It will be ignored in the US because it is unneeded and
unimplementable on a great deal of installed equipment.  

Mark, while I'm very sympathetic to parts of what you are saying, let's 
not weaken the argument by overstating it.

- I have a DEC VT320 on the desk in my office.  It supports 8859-1.  In
hardware.  It is definitely a US, and US-ASCII, terminal. 

- I am sitting in front of an IBM PC clone, worth about $600 in street 
price, including its VGA monitor.  I am running kermit on it, with a 
street price of $0.  It supports ISO 8859-1 (and, incidentally, several 
other 8859 character sets, including that of the Cyrillic persuasion.

There are a very large, and growing, number of these kinds of devices
around.  They may never support Unicode or 10646, but they do support
8859-n for selected values of n, almost always including "1".

Now, if what you are saying is consistent with "there are a lot of 
people here who have gotten this capability without (a) wanting it, (b) 
realizing it, and (c) giving a d--m about whether or not they have it, 
I'd have to agree with you.  But the capability is very much here.

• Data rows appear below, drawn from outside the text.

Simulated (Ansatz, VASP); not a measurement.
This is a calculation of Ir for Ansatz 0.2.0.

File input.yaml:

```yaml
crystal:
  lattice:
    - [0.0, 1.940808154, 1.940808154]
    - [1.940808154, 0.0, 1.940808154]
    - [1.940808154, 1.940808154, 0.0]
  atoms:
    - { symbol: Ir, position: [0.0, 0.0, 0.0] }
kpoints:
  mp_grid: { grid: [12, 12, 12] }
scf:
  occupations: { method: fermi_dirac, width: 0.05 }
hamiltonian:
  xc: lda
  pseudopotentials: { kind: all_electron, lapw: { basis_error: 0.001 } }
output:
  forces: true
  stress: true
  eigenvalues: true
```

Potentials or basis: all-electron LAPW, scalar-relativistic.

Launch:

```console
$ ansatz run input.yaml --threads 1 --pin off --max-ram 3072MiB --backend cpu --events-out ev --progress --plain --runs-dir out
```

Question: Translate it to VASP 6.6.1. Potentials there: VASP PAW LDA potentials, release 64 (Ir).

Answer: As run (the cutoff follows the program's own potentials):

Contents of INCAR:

  Speaking as an instance of an American, I would prefer to see Patrik's
or Keld's names spelled the way they spell them, without either having
to consult my little chart of 646 NLVs (most people in this country
don't know where to find such a chart) or, worse yet, trying to deduce
what a character shredder did to them.  And, if a lot of people in this
country don't learn to be at least that tolerant and interested (it
isn't much), the trends in the economy have only one way to go.